The typewriter is a tool. Much like every tool, the product that is created with its aid is shaped by the tool itself. The Typosphere would agree with this statement. It's one of the tenants that keeps us writing with typewriters; the tool transforms the work. For most of the denizens of the Typosphere, this mean manual typewriters.
Manual typewriters have more going for them than electric typewriters. You can use a manual typewriter anywhere. All you need is a sturdy desk. That's it. A desk and an idea. Nothing more. If a desk isn't to your liking you can use a bookcase. You can sit on a park bench. By the seaside.
These qualities are hard to come by with an electric typewriter. Instead of freedom, you are attached by an umbilical. The power that impels the imprint of your ideas comes from electrons sent to your wall by a smoke-belching or radiation-hot generator. But even in this grim view there are some really exceptional electric typewriters.
The IBM Selectric is an example of an exceptional electric typewriter. I know that I am not the only one who feels so. The type ball is a really interesting evolution of the single type element. The simple analog to digital conversion is really something quite unique. For every good thing about the IBM Selectric, there is a terrible electric typewriter waiting in the wings.

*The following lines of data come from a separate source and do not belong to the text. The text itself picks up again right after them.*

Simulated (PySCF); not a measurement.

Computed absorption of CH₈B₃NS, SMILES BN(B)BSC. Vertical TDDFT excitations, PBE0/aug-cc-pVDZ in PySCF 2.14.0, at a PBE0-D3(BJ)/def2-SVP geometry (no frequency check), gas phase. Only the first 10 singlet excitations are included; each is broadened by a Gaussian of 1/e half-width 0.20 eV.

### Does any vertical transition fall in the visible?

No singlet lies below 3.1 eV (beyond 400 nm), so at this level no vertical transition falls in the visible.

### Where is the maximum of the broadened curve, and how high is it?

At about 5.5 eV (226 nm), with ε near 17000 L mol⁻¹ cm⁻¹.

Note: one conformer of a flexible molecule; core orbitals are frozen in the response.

The IBM Wheelwriter is one of those terrible things. OK, maybe I am a little harsh. There are some really great things about the Wheelwriter and there are some things that will lead to a future filled with really trashy typewriters.
What is good about the Wheelwriter? Even though this typewriter is 100% electric there is still a fairly satisfying touch to the keyboard. You can thank the buckling spring key switches for that. The technology that makes these keyboards so enjoyable to use is the same technology that is in the IBM Model M keyboard. I am a devotee of these keyboards and they are often cited as the finest typing keyboard in the history of computer input devices. The keyboard on the Wheelwriter, though, is decidedly louder and snappier.
There are also a few features that make special typing much easier. You can center text easily. It even can remember up to two pages of text and type them back at a mere command of your fingers.
It has interchangeable typefaces.
And a very cool auto-load feature.
There are lots of keys to press.
It can be a printer if hooked up to a computer. (Everyone knows that a computer is a great big thing that sits in a lab. Why would you ever need a computer in your home?)
And it has this handy guide to various features.
With so many cool features it is understandable why it’s a popular typewriter with…
Sedaris used to have a request for a Wheelwriter in his contract. “And then I would show up and it would be some ancient Canon typewriter,” Sedaris said in a recent telephone interview. “And then you would type three words and the ribbon would snap. And then you’re at some hotel out on the highway and there’s nowhere to get a new ribbon.” Says Sedaris.
But Sedaris isn’t alone in his Wheel Writer love.
Ray Bradbury used one and
Elmore Leonard uses one.
And I admit that I have been guilty of typewriter snobbery in the past. I thought just because it was electric and modern that it cannot be as good as a manual typewriter. For me this is true, but it is not necessarily true for others. Tools can be very personal. What feels right for one might be all wrong for others. The Typosphere is a big enough place to let all typewriters have their place. This little attitude adjustment makes me appreciate this tool more than I have in the past.
Oh, By-the-way The IBM Wheelwriter is not the first typewriter to have a print wheel. This machine (From the collection of Martin Howard) is a Victor and it had a daisy wheel.